Of the 6.5M people who came to the Americas between 1492 and 1776, 5.5M came from Africa, with 40% going to Brazil, 30% to the Caribbean, and less than 10% to North America.   Adelman terms this the Africanization of America.  It was not until the abolition of slavery in the 1830's and the Irish potato famine of the 1840s that European immigrants started to outnumber African involuntary immigrants.  African chieftains were active participants in the trade, using the revenue to buy weapons for warfare against their neighbours.


The Baroque Period

I think of the Baroque as a style of art.  Adelman contends that this style, which emphasized movement and a sense of imbalance, was a reflection of the changing world.  Intermarriage resulted in people of mixed breed - Mestizos, Creoles, Metis - and the merging of indigenous cultural and religious practices with those of Europe was creating entirely new forms.

In short, the 'discovery' of the Americas transformed the world from a multi-centred global trading system dominated by Arab merchants to a world system centre on Europe.

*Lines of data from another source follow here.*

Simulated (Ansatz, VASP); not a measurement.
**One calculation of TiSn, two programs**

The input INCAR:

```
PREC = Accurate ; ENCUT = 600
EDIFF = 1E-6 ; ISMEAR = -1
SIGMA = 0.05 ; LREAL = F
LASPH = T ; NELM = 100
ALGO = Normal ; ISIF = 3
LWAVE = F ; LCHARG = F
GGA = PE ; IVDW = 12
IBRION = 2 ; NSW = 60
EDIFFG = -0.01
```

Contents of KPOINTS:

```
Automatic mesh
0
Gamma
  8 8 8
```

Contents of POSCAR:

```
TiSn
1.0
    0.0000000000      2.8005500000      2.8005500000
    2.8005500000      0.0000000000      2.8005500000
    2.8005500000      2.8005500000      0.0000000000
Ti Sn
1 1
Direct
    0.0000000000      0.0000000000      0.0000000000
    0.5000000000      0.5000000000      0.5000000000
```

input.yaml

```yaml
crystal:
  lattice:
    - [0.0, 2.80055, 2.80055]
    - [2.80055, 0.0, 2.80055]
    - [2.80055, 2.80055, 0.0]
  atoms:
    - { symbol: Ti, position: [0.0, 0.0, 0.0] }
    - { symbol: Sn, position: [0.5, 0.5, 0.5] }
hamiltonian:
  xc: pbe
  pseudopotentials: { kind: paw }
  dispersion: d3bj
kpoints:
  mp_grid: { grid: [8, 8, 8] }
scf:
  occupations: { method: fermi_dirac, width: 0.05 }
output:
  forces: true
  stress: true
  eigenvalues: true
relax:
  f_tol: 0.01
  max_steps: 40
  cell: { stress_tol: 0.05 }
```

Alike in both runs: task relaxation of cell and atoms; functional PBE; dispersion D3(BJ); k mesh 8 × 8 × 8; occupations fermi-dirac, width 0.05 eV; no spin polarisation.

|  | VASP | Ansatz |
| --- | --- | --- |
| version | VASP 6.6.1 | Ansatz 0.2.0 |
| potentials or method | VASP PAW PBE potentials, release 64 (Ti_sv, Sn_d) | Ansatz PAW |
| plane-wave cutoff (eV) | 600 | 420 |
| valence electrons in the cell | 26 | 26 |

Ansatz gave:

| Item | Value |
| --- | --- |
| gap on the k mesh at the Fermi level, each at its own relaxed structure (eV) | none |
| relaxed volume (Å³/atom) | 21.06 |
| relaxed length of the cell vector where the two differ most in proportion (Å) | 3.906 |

*The course has spent a lot of time on China up to now.  The integration of the Americas and its riches into Europe leaves China on the periphery of history during this period.  The major discovery of America happens in a period when China has withdrawn into itself at the behest of the Confucian scholars who argued that Chinese culture was being adulterated by their explorations and trade.  While European maps by 1507 are incorporating the Americas, although the dimensions of America were greatly distorted), Chinese maps persist with wheel maps, showing China at the centre of everything, with people's of lesser and lesser civilization in concentric circles around China.  Very symbolic.
Adelman promises the next lecture will turn to further discussion of what's been going on in China during this time.